Skip to content

Reranker Reference

bear.reranker

ResourceScoringConfig

Bases: BaseModel

Configuration for scoring resources by author.

Parameters:

Name Type Description Default
resource Resource

Type of the resource to score.

required
formula Formula

Scoring formula to use for calculating resource scores.

required
min_distance float

Minimum distance threshold for results.

required
n_per_author int

Number of top results to count per author.

required
Source code in bear/reranker.py
class ResourceScoringConfig(BaseModel):
    """Configuration for scoring resources by author.

    Args:
        resource (Resource): Type of the resource to score.
        formula (Formula): Scoring formula to use for calculating resource scores.
        min_distance (float): Minimum distance threshold for results.
        n_per_author (int): Number of top results to count per author.

    """

    resource: Resource | str
    formula: Formula | str
    min_distance: float = 0.75
    n_per_author: int = 10

    @field_validator("resource", mode="before")
    def convert_str_to_enum(cls, v) -> Resource:
        if isinstance(v, str):
            return Resource(v)
        return v

    @field_validator("formula", mode="before")
    def validate_formula(cls, v) -> Formula:
        if isinstance(v, str):
            return Formula(v)
        return v

RerankConfig

Bases: BaseModel

Configuration for reranking author.

Source code in bear/reranker.py
class RerankConfig(BaseModel):
    """Configuration for reranking author."""

    configs: list[ResourceScoringConfig]

    def get_scoring_config(self, resource: Resource | str) -> ResourceScoringConfig:
        """Get scoring config for a specific resource type."""
        if isinstance(resource, str):
            resource = Resource(resource)
        for config in self.configs:
            if config.resource == resource:
                return config
        raise ValueError(f"No scoring config found for resource {resource}")

get_scoring_config(resource)

Get scoring config for a specific resource type.

Source code in bear/reranker.py
def get_scoring_config(self, resource: Resource | str) -> ResourceScoringConfig:
    """Get scoring config for a specific resource type."""
    if isinstance(resource, str):
        resource = Resource(resource)
    for config in self.configs:
        if config.resource == resource:
            return config
    raise ValueError(f"No scoring config found for resource {resource}")

Reranker

Source code in bear/reranker.py
class Reranker:
    def __init__(self, config: RerankConfig) -> None:
        self.config = config

    def rerank(self, resources_sets: dict[str, list[dict]]) -> list[dict]:
        """Rerank resources by author.

        Args:
            resources_set (dict[str, list[dict]]): Resources set to rerank. e.g. {"work": [{resource}, ...], "grant": [{resource}, ...]}

        Returns:
            dict[str, list[dict]]: Reranked resources. e.g., [{"id": int, "scores": {"total": float, "work": float, ...}}, ...]
        """

        scores = {}
        for name, resources in resources_sets.items():
            scores[name] = calculate_resource_score(resources, config=self.config.get_scoring_config(resource=name))
        return self.group_by_author(scores)

    @staticmethod
    def group_by_author(resource_scores: dict[str, dict[str, float]]) -> list[dict]:
        """Post-process resource scores to group by author."""
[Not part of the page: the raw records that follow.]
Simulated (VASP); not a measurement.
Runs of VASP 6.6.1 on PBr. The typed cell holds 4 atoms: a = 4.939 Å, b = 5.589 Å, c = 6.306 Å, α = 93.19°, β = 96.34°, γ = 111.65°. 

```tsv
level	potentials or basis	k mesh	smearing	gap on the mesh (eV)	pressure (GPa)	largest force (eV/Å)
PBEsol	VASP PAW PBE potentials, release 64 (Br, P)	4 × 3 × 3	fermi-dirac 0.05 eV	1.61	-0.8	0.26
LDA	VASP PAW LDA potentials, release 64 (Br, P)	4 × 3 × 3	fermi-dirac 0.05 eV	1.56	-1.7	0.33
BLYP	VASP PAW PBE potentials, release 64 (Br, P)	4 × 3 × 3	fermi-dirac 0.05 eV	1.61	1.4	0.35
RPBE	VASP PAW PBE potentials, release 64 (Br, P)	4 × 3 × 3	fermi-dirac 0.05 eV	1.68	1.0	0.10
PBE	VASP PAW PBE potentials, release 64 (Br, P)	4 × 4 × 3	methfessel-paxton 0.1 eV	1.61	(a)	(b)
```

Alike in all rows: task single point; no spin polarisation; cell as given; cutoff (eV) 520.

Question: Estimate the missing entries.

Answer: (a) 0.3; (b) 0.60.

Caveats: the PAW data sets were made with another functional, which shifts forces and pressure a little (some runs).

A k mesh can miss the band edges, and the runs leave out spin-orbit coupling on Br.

        all_author_ids = {author_id for scores in resource_scores.values() for author_id in scores}
        total_scores = {author_id: sum(scores.get(author_id, 0) for scores in resource_scores.values()) for author_id in all_author_ids}
        sorted_authors = sorted(total_scores.items(), key=lambda x: x[1], reverse=True)

        return [
            {
                "author_id": author_id,
                "scores": {
                    "total": total_score,
                    **{resource_type: resource_scores.get(author_id, 0) for resource_type, resource_scores in resource_scores.items()},
                },
            }
            for author_id, total_score in sorted_authors
        ]

rerank(resources_sets)

Rerank resources by author.

Parameters:

Name Type Description Default
resources_set dict[str, list[dict]]

Resources set to rerank. e.g. {"work": [{resource}, ...], "grant": [{resource}, ...]}

required

Returns:

Type Description
list[dict]

dict[str, list[dict]]: Reranked resources. e.g., [{"id": int, "scores": {"total": float, "work": float, ...}}, ...]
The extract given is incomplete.